Sunday, December 10, 2006

Ada


Ada Byron -- born on this day in 1815 in Piccadilly Terrace, Middlesex -- was the daughter of poet Lord Byron and his wife Annabella. Shortly after Ada was born, however, Annabella had had enough of the poet's excesses and threw him out. Byron, who left England for the rest of his relatively short life, never knew his daughter, but pined after her -- at least mimetically -- in his lines from Child Harolde: "'Is thy face like thy mother's, my fair child!/ Ada! sole daughter of my house and of my heart?/ When I last saw thy young blue eyes they smiled/ And then we parted -- not as now we part, but with a hope.'"

Ada's mother, knowing all too well Byron's capacity for b.s. and thus a little skeptical of her daughter's bloodlines, recommended an intensive course in mathematics for her daughter, unusual for a woman then sadly as now, to ward against the "heedlessness, imprudence, vanity, prevarication and conceit"she might otherwise inherit from the old man. When she was still a teen, while attending a women's literary meeting at the home of Mary Somerville, Ada first heard of Charles Babbage and his design for a calculating machine, the Difference Engine, which could be used to determine the polynomial equation for a table of data, and she was inspired by his notion that a machine might be made, not only to foresee, but to conduct some activity based on that foresight.

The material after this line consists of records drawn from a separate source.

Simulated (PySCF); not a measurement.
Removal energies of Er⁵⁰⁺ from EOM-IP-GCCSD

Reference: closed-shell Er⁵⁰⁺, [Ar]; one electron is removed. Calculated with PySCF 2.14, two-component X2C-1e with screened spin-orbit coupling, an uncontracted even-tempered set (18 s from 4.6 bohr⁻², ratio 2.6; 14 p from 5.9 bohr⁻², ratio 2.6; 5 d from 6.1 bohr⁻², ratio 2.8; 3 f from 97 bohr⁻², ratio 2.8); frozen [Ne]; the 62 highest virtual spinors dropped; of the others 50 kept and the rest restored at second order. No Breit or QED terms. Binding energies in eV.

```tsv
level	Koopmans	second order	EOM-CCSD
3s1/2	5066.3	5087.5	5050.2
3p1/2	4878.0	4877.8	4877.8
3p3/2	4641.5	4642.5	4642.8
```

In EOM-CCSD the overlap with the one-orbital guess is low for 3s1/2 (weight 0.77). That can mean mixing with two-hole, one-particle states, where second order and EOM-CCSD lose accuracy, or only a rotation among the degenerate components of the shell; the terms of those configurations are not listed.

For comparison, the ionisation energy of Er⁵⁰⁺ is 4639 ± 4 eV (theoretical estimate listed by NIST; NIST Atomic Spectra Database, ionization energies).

She put her inspiration on hold temporarily, marrying Lord William King in 1835 and having 3 children, but she maintained her acquaintance with Babbage, and became fascinated by the possibilities of Babbage's new proposal for a more sophisticated calculating machine that could perform any kind of calculation, the Analytic Engine, understanding much more quickly than many of Babbage's male contemporaries how it could work and what it could do.

After Babbage delivered a talk on the Analytic Engine in Italy in 1841, Luigi Menabrea published a paper about the machine. Attempting to channel her passionate interest in Babbage's work into something meaningful, Ada translated Menabrea's paper from French into English, and at Babbage's suggestion, added her own extensive commentary. Published in 1843, Ada's translation was in fact almost a completely new book on Babbage's proposed machine, 3 times the length of Menabrea's article, in which she outlined the fundamental concepts by which the machine could be "programmed" to complete certain tasks (observing that a working Engine could "weave[ ]. . . algebraic patterns, just as the Jacquard-loom weaves flowers and leaves"), the main elements required in any mechanical "language" used to program the machine (including a discussion of the machine might be programmed to compute Bernoulli numbers, a discussion which some have cited as perhaps the ealiest articulation of a computer program), and her predicitions that such a machine might be used to compose music, produce drawings and handle other practical and scientific tasks.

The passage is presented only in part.